December 4, 2018 / 2:18 PM / 12 days ago

EBRD extends mandate in Greece to 2025 to spur growth

FILE PHOTO: The President of European Bank for Reconstruction and Development (EBRD), Suma Chakrabarti, speaks during a meeting with Greek Prime Minister Alexis Tsipras in Athens, Greece, March 27, 2018. REUTERS/Costas Baltas/File Photo

ATHENS (Reuters) - The European Bank for Reconstruction and Development got shareholder approval to extend its mandate in Greece until 2025 to support the country’s recovery from a debt crisis and deep recession, the EBRD said on Tuesday.

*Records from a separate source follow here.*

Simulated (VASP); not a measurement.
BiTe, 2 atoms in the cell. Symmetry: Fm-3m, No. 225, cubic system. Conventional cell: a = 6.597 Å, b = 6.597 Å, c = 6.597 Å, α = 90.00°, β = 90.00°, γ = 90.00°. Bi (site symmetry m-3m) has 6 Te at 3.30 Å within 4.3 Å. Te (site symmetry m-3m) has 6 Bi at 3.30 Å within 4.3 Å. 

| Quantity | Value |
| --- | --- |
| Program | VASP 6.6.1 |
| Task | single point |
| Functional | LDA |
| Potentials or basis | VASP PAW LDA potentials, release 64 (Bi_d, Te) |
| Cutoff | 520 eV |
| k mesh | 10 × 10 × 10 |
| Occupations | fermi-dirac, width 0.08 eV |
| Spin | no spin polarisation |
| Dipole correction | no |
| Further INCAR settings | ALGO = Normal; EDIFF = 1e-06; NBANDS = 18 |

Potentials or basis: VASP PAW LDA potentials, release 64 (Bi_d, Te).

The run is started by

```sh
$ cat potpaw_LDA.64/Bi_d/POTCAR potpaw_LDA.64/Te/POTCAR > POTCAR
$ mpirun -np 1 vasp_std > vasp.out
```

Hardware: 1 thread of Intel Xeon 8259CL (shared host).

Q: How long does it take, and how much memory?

The extension will allow the bank to continue supporting the Greek private sector, improving competitiveness and strengthening the regional integration of the country’s economy.

EBRD President Suma Chakrabarti told Reuters in March that the bank would ask its board of governors to approve extending its engagement in Greece by five years.

“With its investments and support for Greece so far, the EBRD has demonstrated its ability to respond quickly to the country’s economic requirements,” EBRD President Suma Chakrabarti said in a statement. “We are now ready to do more to support Greece in its economic recovery.”

The EBRD began investing in Greece in 2015 on a temporary mandate that was initially due to run until 2020.

Set up by governments in 1991 to invest in the ex-communist economies of eastern Europe, the EBRD has expanded its mandate in the last decade and now operates in more than 30 countries.

The EBRD is owned by 69 countries from five continents, as well as by the European Union and the European Investment Bank.

To date, the bank has invested over 2 billion euros in more than 42 projects in Greece. Last year, business investment reached 614 million euros (546.26 million pounds), placing Greece among the top five countries of EBRD operations.

So far EBRD investments in Greece include equity stakes in the country’s four big banks to stabilise the banking sector, participation in the modernisation of regional airports, and support to help banks resolve their high sour loans burden.